Traditional altitude measurement methods, such as the Global Positioning System (GPS) and barometric sensors, are often limited by external factors such as weather conditions and signal obstructions. GPS accuracy can degrade in areas where signals are weak or blocked, while barometric sensors are susceptible to atmospheric pressure fluctuations, leading to inconsistencies in altitude readings [6,7]. Laser altimeters provide high-precision measurements but are costly and may introduce additional payload and complexity to UAV systems [8]. These limitations create a need for alternative altitude estimation approaches that are both accurate and resilient to environmental disturbances.

In recent years, vision-based methods leveraging onboard cameras have emerged as promising alternatives for UAV altitude estimation [9,10]. Unlike traditional sensors, vision-based approaches are less affected by signal loss or atmospheric conditions, making them suitable for diverse operational environments. Several studies have explored the potential of monocular depth estimation for UAV navigation, where deep learning models infer altitude from a single aerial image [11,12,13]. For example, Zhang et al. [14] successfully applied deep learning to monocular images for altitude estimation, demonstrating its feasibility. However, many of these studies utilized limited datasets or lacked robustness across varying environmental and flight conditions.

Deep learning, particularly convolutional neural networks (CNNs), has shown remarkable performance in image-based perception tasks, including depth estimation and UAV navigation [15,16,17]. CNNs can extract complex spatial patterns from aerial images, enabling accurate altitude estimation from single-frame nadir (downward-facing) images. Recent advancements in deep learning have further improved real-time UAV perception capabilities. For instance, Zheng et al. [18] proposed a lightweight monocular depth estimation framework optimized for UAV navigation in indoor environments, achieving high accuracy with minimal computational requirements. Similarly, Piyakawanich and Phasukkit [11] combined clustering techniques with deep learning to enhance altitude estimation accuracy, demonstrating the potential of hybrid approaches. Additional studies focusing on monocular depth estimation in UAVs have introduced techniques such as edge-enhanced transformers or real-world self-supervision [13,19,20], further expanding the possibilities for robust, real-time UAV operations.

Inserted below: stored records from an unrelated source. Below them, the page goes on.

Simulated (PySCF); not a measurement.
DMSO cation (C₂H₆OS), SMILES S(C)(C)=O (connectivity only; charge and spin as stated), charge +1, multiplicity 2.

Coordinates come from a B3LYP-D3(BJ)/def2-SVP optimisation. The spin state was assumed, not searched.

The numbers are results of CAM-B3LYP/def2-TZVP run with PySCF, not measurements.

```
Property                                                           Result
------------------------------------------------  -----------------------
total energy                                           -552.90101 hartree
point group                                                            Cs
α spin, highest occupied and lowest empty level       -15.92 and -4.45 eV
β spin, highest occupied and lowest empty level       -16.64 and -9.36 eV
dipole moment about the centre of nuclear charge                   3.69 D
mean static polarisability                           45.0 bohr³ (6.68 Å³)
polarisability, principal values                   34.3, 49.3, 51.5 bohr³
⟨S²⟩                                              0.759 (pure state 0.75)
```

Despite these advancements, a gap remains in developing a vision-based altitude estimation model trained on large-scale nadir image datasets captured under diverse flight and environmental conditions. Existing studies have often focused on stereo vision or structure-from-motion techniques, which require additional computational resources and may not be suitable for real-time applications [21,22]. This study aims to address this gap by proposing a deep learning-based altitude estimation model trained on a large and diverse nadir image dataset, enabling a more robust and generalizable solution. Unlike prior studies, which often relied on small-scale datasets or stereo vision techniques, our approach leverages a large-scale nadir image dataset and a transfer learning-based CNN model (ResNet50) optimized for altitude regression. This enables more robust and real-time altitude estimation across diverse terrains and conditions.

To achieve this, a pre-trained CNN model has been fine-tuned for altitude regression using UAV flight data. The model’s performance is evaluated in various real-world scenarios, highlighting its potential as an alternative or complement to traditional altitude sensors. As deep learning continues to drive innovations in autonomous systems [23], vision-based altitude estimation represents a promising direction for enhancing UAV navigation and mission planning capabilities.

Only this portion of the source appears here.